Candace Bethea is a mathematician studying enumerative geometry and homotopy theory. Dr. Bethea completed her PhD at the University of South Carolina under Dr. Jesse Kass, spearheading the study of equivariant enumerative geometry in her dissertation. She will join Brown in November 2024, after holding a position as a postdoctoral researcher at Duke University. She is returning to academia after working in industry for 4 years in strategy consulting and nonprofit industries. Her current research focuses on developing tools in equivariant homotopy theory that can be used to enrich classical enumerative results in algebraic geometry under the presence of a group action. This work includes applications to an enriched case of Gottsche’s conjecture, and recently the spearheading of the first enumerative formula for an equivariant Gromov-Witten invariant valued in the representation ring of a finite group. Dr. Bethea currently holds a postdoctoral fellowship from the National Science Foundation to carry out this work.
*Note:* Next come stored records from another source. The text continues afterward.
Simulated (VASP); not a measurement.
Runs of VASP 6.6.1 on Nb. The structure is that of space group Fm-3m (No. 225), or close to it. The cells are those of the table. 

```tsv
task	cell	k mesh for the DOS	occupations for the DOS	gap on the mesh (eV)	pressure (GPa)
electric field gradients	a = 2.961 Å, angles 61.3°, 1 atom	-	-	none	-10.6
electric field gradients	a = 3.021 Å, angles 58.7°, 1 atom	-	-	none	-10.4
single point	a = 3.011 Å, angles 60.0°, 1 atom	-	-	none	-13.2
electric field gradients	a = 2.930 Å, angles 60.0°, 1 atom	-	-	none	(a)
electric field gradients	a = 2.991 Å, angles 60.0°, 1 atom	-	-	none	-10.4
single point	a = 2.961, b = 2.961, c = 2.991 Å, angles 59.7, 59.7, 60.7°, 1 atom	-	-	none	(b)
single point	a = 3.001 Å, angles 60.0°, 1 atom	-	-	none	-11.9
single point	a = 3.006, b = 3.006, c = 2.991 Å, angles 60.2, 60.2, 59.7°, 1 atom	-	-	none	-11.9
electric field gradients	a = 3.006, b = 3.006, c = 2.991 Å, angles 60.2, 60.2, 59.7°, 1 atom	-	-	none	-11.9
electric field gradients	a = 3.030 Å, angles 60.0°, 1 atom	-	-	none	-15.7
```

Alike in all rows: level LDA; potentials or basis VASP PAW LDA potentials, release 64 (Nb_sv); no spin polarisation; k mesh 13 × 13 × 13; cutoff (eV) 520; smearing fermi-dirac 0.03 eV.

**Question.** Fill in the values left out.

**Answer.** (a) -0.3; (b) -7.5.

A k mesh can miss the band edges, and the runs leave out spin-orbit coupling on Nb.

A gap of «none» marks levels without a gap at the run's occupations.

Outside of research, Dr. Bethea’s interests are in broadening diversity in mathematics, training and mentorship, active teaching strategies, and organizing collaborative research programs. She is particularly interested in increasing participation in advanced mathematics by underrepresented demographic groups through middle and high school outreach, as evidenced by her work serving on charter school boards and with Bridge to Enter Advanced Mathematics (BEAM).
Dr. Bethea’s work centers around studying symmetries in enumerative problems from algebraic geometry using tools in equivariant homotopy theory.